Published: March 01, 2020

“Loch Duich” – a historical investigation of the origins of the tune

By John-Don Mackenzie

Willie Fergusson (1885-1949) was born in Arbroath, Scotland. As a youth and now living in Glasgow he became a pupil of Farquar MacRae. He joined a Boys’ Brigade band but ran away from home and tried to join the Scots Guards, but being underage his father was sent for and he was taken home. As soon as his age permitted, he joined the 7th Battalion Highland Light Infantry. The pipe-major was his teacher, Farquar MacRae, which was most likely the reason for choosing that regiment.

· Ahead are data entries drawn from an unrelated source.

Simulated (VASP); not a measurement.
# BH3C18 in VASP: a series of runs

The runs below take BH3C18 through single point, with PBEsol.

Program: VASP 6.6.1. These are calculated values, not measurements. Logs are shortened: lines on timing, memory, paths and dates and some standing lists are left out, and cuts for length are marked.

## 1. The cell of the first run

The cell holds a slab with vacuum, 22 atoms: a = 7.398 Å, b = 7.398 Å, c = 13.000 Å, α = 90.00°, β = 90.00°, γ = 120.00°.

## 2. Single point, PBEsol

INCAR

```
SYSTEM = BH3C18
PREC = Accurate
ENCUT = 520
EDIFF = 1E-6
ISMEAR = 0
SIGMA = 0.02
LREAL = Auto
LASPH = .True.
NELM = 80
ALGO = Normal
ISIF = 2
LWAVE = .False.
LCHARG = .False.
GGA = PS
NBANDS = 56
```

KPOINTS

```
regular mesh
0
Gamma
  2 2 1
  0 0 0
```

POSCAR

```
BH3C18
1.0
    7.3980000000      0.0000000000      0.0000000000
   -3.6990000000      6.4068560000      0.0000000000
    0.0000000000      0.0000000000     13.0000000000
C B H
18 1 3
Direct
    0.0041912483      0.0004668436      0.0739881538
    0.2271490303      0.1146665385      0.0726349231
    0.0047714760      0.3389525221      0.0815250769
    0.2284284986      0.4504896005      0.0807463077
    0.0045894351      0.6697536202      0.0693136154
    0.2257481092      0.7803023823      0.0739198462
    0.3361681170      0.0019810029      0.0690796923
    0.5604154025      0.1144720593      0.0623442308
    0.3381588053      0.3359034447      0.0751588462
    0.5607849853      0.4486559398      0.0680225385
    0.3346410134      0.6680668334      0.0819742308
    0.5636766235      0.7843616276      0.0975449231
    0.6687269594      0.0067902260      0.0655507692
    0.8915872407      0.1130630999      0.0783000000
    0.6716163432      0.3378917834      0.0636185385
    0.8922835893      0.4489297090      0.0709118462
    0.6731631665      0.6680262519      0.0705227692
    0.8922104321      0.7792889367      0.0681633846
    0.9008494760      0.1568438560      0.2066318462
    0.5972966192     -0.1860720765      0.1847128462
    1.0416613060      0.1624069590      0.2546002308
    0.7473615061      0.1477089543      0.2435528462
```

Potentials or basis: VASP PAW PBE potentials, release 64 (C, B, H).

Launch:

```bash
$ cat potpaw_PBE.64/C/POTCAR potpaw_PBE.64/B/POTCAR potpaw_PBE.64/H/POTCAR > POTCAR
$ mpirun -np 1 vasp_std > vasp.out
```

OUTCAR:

In 1914 MacRae resigned from the HLI and formed the City of Glasgow Pipe Band. Later in the same year, when the First World War was declared, Fergusson was made pipe-major of the 7th Battalion HLI at the age of 29. Fergusson served in Flanders, Gallipoli and Palestine. Following the Armistice in 1918 he restarted the City of Glasgow Pipe Band, as Farquar MacRae had died in 1916.The band now included five ex-army pipe-majors.

His skill in setting chanters and drones, along with his teaching ability, was rewarded by the band winning the Cowal Championship in 1919. Confusion reigned, however, through newspaper reports that incorrectly attributed the winning title to the “City of Glasgow Police Pipe Band.” Fergusson decided to rename the band in order to avoid further confusion and in honour of his friend and teacher Farquar MacRae and, with the support of the Clan MacRae Society, the band became “The Clan MacRae Society Pipe Band” on May 1, 1920, with Major MacRae-Gilstrap (the MacRae Clan Chief and owner of Eilean Donan Castle) being its patron.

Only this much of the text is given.